Event summary combining transcript, slides, and related documents.

Logotype for TC Energy Corporation

Q2 2025 earnings summary

21 May, 2026

Executive summary

  • Achieved 12% year-over-year growth in comparable EBITDA for Q2 2025, raising full-year outlook to $10.8–$11.0 billion, driven by strong operational performance and project execution.

  • Placed approximately $5.8 billion of natural gas pipeline projects into service year-to-date, including Southeast Gateway and East Lateral XPress, with 70% of $8.5 billion in 2025 assets in service and tracking under budget.

  • Announced $4.5 billion in new growth projects over the past nine months, all underpinned by long-term contracts.

  • Safety performance remains exceptional, with incident rates at five-year lows and sustainability initiatives advancing.

  • Raised 2025 comparable EBITDA outlook to $10.8–$11.0 billion, reflecting robust asset performance and market demand.

Financial highlights

  • Q2 2025 comparable EBITDA from continuing operations rose 12% year-over-year to $2.6 billion.

  • Comparable earnings from continuing operations were $848 million ($0.82/share), up from $822 million ($0.79/share) in Q2 2024.

  • Net income attributable to common shares: $0.9 billion ($0.83/share), up from $0.8 billion ($0.78/share) year-over-year.

  • Power and Energy Solutions segment delivered 33% comparable EBITDA growth year-over-year, with Bruce Power achieving 98% availability.

  • Revenues: $3.74 billion in Q2 2025, up from $3.33 billion in Q2 2024.

Outlook and guidance

  • 2025 comparable EBITDA guidance raised to $10.8–$11.0 billion, up from previous guidance of $10.7–$10.9 billion.

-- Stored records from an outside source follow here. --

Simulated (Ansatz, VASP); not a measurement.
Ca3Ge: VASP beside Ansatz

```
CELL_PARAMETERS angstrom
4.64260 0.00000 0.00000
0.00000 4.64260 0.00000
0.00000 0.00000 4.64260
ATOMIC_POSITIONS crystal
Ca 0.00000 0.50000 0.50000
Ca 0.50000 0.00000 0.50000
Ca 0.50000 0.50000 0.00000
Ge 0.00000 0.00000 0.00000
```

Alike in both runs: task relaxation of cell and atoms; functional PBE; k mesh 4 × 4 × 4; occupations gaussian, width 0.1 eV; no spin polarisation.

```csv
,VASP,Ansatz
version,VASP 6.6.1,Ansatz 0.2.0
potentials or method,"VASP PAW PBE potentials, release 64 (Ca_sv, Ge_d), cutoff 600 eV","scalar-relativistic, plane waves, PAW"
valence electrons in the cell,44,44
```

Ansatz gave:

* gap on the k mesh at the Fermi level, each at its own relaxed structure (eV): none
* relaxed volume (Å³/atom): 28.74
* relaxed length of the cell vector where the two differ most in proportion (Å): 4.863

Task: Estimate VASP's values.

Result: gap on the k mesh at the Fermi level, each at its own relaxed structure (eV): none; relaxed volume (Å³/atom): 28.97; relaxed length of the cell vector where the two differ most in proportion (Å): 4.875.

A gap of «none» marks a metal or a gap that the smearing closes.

  • Net capital expenditures for 2025 expected to be $5.5–$6.0 billion, with gross capital expenditures at $6.1–$6.6 billion.

  • Targeting long-term debt-to-EBITDA ratio of 4.75x, trending from 4.8x at year-end 2024.

  • Annual dividend growth target of 3–5% maintained.

  • Expecting to place approximately $8.5 billion of assets into service in 2025, about 15% below budget.